Girl Talk: I Placed My Son Up For Adoption
Fresh out of a long, committed relationship with my childhood sweetheart to whom I was engaged long before I was ever ready to fully commit myself to someone in that regard, I rebounded. His name was Stan* and he was quiet, shy, compassionate and funny at times. I knew he wasn’t “the one,” but I had fun with him. After five months of dating, I decided that I needed someone who was more ambitious and outspoken, and called things off with Stan … only to find out that I got knocked up the last time we were ever intimate.
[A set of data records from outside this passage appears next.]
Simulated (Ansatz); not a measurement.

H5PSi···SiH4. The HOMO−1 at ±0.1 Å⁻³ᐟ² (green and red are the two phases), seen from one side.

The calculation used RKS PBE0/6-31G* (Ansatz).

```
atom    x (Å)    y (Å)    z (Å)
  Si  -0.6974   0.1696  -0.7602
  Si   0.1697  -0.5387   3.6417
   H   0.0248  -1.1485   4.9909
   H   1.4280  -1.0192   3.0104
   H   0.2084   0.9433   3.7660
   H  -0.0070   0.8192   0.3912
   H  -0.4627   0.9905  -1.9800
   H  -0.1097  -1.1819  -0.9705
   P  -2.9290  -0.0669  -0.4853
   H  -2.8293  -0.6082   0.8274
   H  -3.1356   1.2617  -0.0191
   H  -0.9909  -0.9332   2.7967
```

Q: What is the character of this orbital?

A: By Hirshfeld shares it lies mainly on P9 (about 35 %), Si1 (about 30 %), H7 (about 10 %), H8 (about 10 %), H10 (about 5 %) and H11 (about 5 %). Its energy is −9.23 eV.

I was a 22-year-old single mom to a beautiful and equally hilarious 2-year-old girl at the time I found out I was pregnant with a second baby and knew, for certain, that I was not ready to take on the responsibility of another child. The inevitable question: “Why weren’t you using birth control?” I was, but a week shy of getting my next Depo Provera shot. It was dumb of me not to take extra precautionary measures, but we all make mistakes. Mine are just bigger than others.
I was put up for adoption when I was a week old. Coincidentally, Stan was also adopted and I decided, upon seeing the blue line appear on the life-altering pregnancy test, that I was going to do the best thing possible for my child and place him or her up for adoption.
I met Stan to tell him the news and quite honestly was scared to death that he wouldn’t agree with my decision. Fortunately, after the initial shock wore off, he agreed that this decision was best for all of us and I set out to find an adoption agency.
Attempt #1 was a complete and total nightmare. I’m educated, I hold a decent job and I’m mentally stable (for the most part), but I was being treated like an inept idiot by the first agency I went to. Weeks would go by, questions went unanswered, and I was getting uncomfortably close to my due date, so I enlisted help from my mom. Our relationship has always been rocky at best, but I’m so grateful that she pulled through with the name of a lawyer from their church who happened to have two adopted children of his own. John* was my lifesaver. He put me in touch with an adoption facilitator who had helped with the adoption of his two kids; she changed my life.
Attempt #2, with the help of John* and Molly*, the adoption facilitator, brought me to Erin* and Ryan*, who would eventually be the adoptive parents to my son. I loved Erin from the moment I met her. The next best thing to raising my son myself would be to find someone who had the morals and ideals (not to mention inane sense of humor) as I did. I found that in Erin and not a moment too soon. Two weeks later, my son was born and I met Ryan for the first time, who was away on business when I had first met with Erin. He ended up being what sealed the adoption plan; he continues to be an amazing father and an outstanding role model for my son. I could not be happier with my choice of adoptive parents.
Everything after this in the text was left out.